Is there any proof that Joseph of Arimathea went to the British Isles to procure tin and took the young Jesus with him? I came across this claim presented as historical research with a significant amount of “documentation” from ancient sources. I was not aware of any evidence for the “missing” years of Jesus’ life.


I had to do a little research on this, because I had never heard of this legend.  And I call it legend for good reason. There is NO evidence at all to support this.  It is the result of pure speculation. The only source I could find on this was from an Anglican Church (The Church of England) writer who, although he is biased, would himself admit that the story is the combination of speculation and sheer invention.  This author speculates that some Jewish Christians in the first century had investments in the tin trade.  This seems to me a bit unlikely, but not impossible.  The problem with it is that there is no evidence it is true. The only historical fact in the entire story is that in the first century a large proportion of the tin available for making bronze in the Roman Empire did come from Cornwall in England.  I have not seen the particular claim you make reference to (although it may be the one below), but I would imagine that this is the “documentation” you are referring to.
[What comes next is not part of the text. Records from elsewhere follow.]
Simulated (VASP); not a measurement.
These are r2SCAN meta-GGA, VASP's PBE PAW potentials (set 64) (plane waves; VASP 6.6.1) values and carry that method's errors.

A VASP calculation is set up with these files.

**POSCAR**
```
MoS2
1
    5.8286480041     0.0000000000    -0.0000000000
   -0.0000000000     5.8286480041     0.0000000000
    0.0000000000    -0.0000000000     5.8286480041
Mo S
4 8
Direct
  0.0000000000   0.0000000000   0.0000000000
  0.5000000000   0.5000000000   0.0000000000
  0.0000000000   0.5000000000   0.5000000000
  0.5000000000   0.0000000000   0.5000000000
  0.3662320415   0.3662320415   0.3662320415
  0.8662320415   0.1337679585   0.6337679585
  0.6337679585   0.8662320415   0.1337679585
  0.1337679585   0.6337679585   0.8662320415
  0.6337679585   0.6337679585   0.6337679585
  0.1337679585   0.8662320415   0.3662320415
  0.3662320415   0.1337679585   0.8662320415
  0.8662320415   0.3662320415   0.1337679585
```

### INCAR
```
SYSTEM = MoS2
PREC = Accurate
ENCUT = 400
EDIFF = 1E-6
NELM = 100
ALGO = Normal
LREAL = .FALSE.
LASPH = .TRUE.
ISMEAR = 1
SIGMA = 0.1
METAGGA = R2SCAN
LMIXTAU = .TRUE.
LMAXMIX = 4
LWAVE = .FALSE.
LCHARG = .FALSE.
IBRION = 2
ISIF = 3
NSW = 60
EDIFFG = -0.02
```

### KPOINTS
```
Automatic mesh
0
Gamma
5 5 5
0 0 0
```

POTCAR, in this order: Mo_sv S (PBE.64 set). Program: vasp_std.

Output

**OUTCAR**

This Anglican author goes on to further speculate that it was these Jewish Christians who founded the Christian Church in England even before it came to Gaul.  The problem with this speculation is that it is in fact pure speculation–without corroborating evidence.  In any case, the author moves from speculation to pure invention (not invention by the author but by others) in the twelfth century when it was proposed that one of these supposed Jewish Christian traders was Joseph of Arimathea.  Even more of a stretch–stretching things to the breaking point–English tale-tellers proposed that Jesus was a relative of Joseph of Arimathea and that he traveled with him to England as a teenager.  To put this fable together, four assumptions which are totally without any basis in fact must be called upon:

1. That Jews in Palestine were involved in the tin trade in the first century.

2. That Joseph of Arimathea was involved in that trade.

3. That Jesus was related to Joseph.        and

4. That Joseph took Jesus with him to Cornwall in England on one of this trips there.

That anyone would believe this fable is evidence that this person is really quite gullible.  You did the wise thing, which is to be skeptical and ask if it has any basis in fact.  The answer is no, it does not.

We do not know what Jesus did from the time he was twelve until he started his ministry at about the age of 32 or 33.  Christians would do well to ignore all speculations in this topic.  In an evidence-free zone such as this, unscrupulous authors will step in to offer interesting fiction, but we would do well to ignore such fiction.  If God wanted us to know what happened to Jesus in his teens and twenties, presumably he would have told us in the Scripture.

I am including a paragraph on this story from a web site that I found.  Every single thing is this paragraph is pure nonsense.  Every claim, other than the fact that tin was mined in England is either pure speculation or utter invention.  By the way the Talmud does NOT, I repeat, does NOT make Joseph of Arimathea the uncle of Mary.  This goes beyond invention to pure lying.  Or to put it as graciously as possible, the author includes as fact a claim which he found somewhere and accepts without making any effort whatsoever to confirm its truthfulness.

Joseph of Arimathea was the UNCLE of the Virgin Mary, as he was the younger brother of her father. This made him the GREAT UNCLE of Jesus Christ; the TALMUD records this fact. This was why he was the one who asked Pilate for the body of Jesus after the crucifixion; he was the legal guardian of Jesus, because Jesus’ step-father Joseph the carpenter had died in Jesus’ youth.
Joseph of Arimathea was a very wealthy tin merchant, and may have been the richest man in that part of the world at that time. He made many trips to Britain where he had tin mines. It is possible that Jesus Himself accompanied Joseph on voyages there during His childhood. Many ancient records testify to this.
In 36 A.D. Joseph and Mary and other disciples were exiled from Israel in a boat without oars for the crime of being believers in Christ. The boat drifted to Marseilles, France where they disembarked, and eventually went to Britain, where Joseph became the first Christian missionary, establishing Christianity on that continent FAR BEFORE Augustine arrived with Catholicism.
Source: Database on 

This nonsense is taken from the following web site:
Joseph Of Arimathea was born about 0038 BC in Arimathea, Judea, Israel, son of Matthat and Daughter Of Eleazar. He was married to Anna, they gave birth to 1 child. He died on July 27, 1982 in Abbey Of Glais, Glastonbury, Wales, Uk. This information is part of Demmers-Harmeijer Extended Family by Henny Carlisle on Genealogie Online.